Seyfarth Synopsis:On January 20, 2021, Philadelphia Mayor Jim Kenney signed three bills amending the city’s ordinances regulating employer use of criminal and credit history in employment screening. All employers with workers in the City of Philadelphia should immediately assess their screening programs and make necessary adjustments.
The City Expands its “Ban-the-Box” Ordinance
Since 2015, Philadelphia’s “Fair Criminal Record Screening Standards” (FCRSS) has required employers that use criminal history for pre-hire screening purposes to, among other things, defer any inquiries about criminal history until after a conditional offer of employment, remove any criminal history question from employment applications, and remove any question in employment documents regarding the applicant’s willingness to submit to a background check before a conditional offer. The law also prohibits Philadelphia employers from considering convictions older than seven years (excluding any period of incarceration) and mandates that they conduct an individualized assessment before rejecting an applicant with a criminal record considering, the following factors:
(a) The nature of the offense;
(b) The time that has passed since the offense;
(c) The applicant’s employment history before and after the offense and any period of incarceration;
(d) The particular duties of the job being sought;
(e) Any character or employment references provided by the applicant; and
(f) Any evidence of the applicant’s rehabilitation since the conviction.
The ordinance also provides that if an employer rejects an applicant for a “job opening” based in whole or in part on criminal record information, the employer must notify the applicant in writing of the decision and its basis, and must provide the applicant with a copy of the criminal history report. The employer must allow the applicant ten (10) business days to provide evidence of the inaccuracy of the information or to provide an explanation.”
The ordinance includes several exemptions, stating that its requirements do not apply where “the inquiries or adverse actions prohibited herein are specifically authorized or mandated by any other applicable Ordinance or regulation.”

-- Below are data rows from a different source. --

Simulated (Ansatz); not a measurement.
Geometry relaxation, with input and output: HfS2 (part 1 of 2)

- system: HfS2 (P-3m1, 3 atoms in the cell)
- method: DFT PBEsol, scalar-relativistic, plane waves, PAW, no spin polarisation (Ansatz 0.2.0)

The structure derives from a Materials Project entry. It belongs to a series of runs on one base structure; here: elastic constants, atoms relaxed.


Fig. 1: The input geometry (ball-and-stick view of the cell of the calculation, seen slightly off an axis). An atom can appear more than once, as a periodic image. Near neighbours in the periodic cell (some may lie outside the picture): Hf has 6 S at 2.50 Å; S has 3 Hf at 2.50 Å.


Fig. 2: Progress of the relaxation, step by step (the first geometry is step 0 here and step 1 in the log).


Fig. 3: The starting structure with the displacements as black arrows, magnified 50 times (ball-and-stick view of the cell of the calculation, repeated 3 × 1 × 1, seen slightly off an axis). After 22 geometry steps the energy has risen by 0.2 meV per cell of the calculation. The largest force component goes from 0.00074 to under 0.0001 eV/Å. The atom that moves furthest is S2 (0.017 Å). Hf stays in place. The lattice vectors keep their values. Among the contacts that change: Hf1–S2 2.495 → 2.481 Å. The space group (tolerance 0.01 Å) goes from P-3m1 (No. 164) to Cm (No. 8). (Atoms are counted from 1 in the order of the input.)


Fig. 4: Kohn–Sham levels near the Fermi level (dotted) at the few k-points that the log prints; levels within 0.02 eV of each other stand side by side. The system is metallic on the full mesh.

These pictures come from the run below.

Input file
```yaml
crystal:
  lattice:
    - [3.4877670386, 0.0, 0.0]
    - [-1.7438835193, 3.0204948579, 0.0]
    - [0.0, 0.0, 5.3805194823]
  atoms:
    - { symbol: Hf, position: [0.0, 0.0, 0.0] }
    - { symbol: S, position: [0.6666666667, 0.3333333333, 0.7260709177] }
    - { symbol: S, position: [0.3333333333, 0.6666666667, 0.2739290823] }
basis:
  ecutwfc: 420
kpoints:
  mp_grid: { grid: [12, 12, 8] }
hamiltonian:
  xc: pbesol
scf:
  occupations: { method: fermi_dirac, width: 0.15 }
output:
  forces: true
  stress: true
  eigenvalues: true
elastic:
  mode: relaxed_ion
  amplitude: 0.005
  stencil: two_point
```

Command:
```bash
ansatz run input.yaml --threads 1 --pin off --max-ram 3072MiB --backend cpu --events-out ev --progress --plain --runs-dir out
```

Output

On January 20, 2021, the Philadelphia Mayor signed Bill No. 200479 to expand and modify the law in several respects. The amendments are effective April 1, 2021.
First, the amendment expanded the definition of covered “employee” to “any person employed or permitted to work at or for a Private Employer within the geographic boundaries of the City, including as an independent contractor, transportation network company driver, rideshare driver, or other gig economy worker.”
Next, the bill expands the definition of a covered “private employer” to “any third-party person or entity that facilitates the relationship of work for pay between two other parties, as full-time or part-time employees or as independent contractors.”
In addition, the amendment makes the law applicable to both job applicants and to incumbent employees.
It also expressly allows employers to inquire about an employee’s pending criminal charge provided that it is job-related, the employer’s written policy details the pending charges that must be reported, and the employer “reasonably” concludes that the employee’s continued employment would present an “unacceptable risk to the operation of the business or to co-workers or customers” and that terminating the employee is “compelled by business necessity.”
Finally, the amendment modifies the remedial provisions. The law has always afforded aggrieved individuals with a private right of action and the right to obtain compensatory damages, punitive damages and attorney’s fees. Now, however, instead of punitive damages, an individual can potentially recover “Liquidated damages, equal to the payment of the maximum allowable salary for the job subject to the complaint for a period of one month,” up to a maximum of $5,000. It is unclear how this might be calculated for a gig economy worker who does not receive a salary.
The City’s Amendments to Restrictions on Employer Use of Credit History
Since 2016, it has been an “unlawful discriminatory practice for an employer to procure, to seek a person’s cooperation or consent to procure, or to use credit information regarding an employee or applicant in connection with hiring, discharge, tenure, promotion, discipline or consideration of any other term, condition or privilege of employment with respect to such employee or applicant.” The prohibition on the procurement and use of credit information applies regardless of whether the check is conducted pre- or post-offer of employment. The ordinance sets out several exceptions. For instance, the law does not apply to any law enforcement agency or financial institution.
Under the amended ordinance effective March 21, 2021 (Bill No. 200413), law enforcement agencies and financial institutions are no longer automatically exempted from its prohibitions. Instead, law enforcement agencies and financial institutions may use credit history information for employment purposes if one of the other exceptions in the ordinance applies, including if such information “must be obtained pursuant to state or federal law” or the “job requires an employee to be bonded under City, state, or federal law.”
The amendment in Bill No. 200614 removes the requirement that employers provide written notice to the applicant or employee of their reliance on credit information, identify and provide the information on which the employer relied in making its adverse decision, and provide the individual an opportunity to explain the circumstances surrounding the potentially disqualifying information before the employer takes action. Of course, employers still must be mindful of the Fair Credit Reporting Act’s pre-adverse and adverse action notice requirements when taking action based in whole or in part on information obtained from a third-party background check report.
Next Steps for Employers
Most immediately, covered Philadelphia employers and gig economy companies should determine whether they need to revise job applications, interview guidelines, and policies and procedures for criminal and credit history background checks.
Employers throughout the United States, and particularly multi-state employers, should continue to monitor developments in this and related areas of the law, and always should remain mindful of their obligations under the federal FCRA. Class action claims under the FCRA remains a fertile source of litigation and, thus, employers should consider an annual audit and review of their background check disclosure and authorization forms and their pre-adverse and adverse action notices and processes.